Typical Direction: ↑ Increase
Changes in the experiencer's relationship with organized religion—including adherence to specific doctrines, participation in religious institutions, and beliefs about religious exclusivism or universalism.
Literature: This is one of the most nuanced domains. Research consistently shows a complex pattern: NDErs may become more religious, less religious, or—most commonly—shift from organized religion toward personal spirituality (Ring, 1984; van Lommel, 2010; Long/NDERF). The direction is highly variable and important for interpretation.
Typical Direction: Variable — ↑ More religious, ↓ Less religious, → Shift to spirituality/universalism, ↕ Mixed
Changes in fear of death, understanding of what death is, belief in an afterlife or continuation of consciousness, and overall peace with mortality.

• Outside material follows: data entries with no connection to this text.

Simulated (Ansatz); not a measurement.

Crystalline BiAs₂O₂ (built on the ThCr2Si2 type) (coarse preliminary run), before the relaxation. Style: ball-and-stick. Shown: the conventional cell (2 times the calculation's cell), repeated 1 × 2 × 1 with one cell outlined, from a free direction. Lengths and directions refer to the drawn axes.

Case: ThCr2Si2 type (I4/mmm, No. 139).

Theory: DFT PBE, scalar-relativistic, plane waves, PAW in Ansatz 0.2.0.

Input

Literature: Reduced fear of death is arguably the single most consistent aftereffect of NDEs, reported across virtually every study (Moody, 1975; Ring, 1980; Greyson, 1992, 2021; van Lommel, 2001; Sutherland, 1992; Long/NDERF). NDErs overwhelmingly describe death as a transition rather than an ending, often reporting complete elimination of death anxiety.
Typical Direction: ↓ Fear of death; ↑ Belief in continuation
The emergence or enhancement of experiences typically classified as psychic or anomalous—including heightened intuition, precognition, telepathy, healing abilities, mediumistic experiences, out-of-body experiences, synchronicities, and electromagnetic sensitivity.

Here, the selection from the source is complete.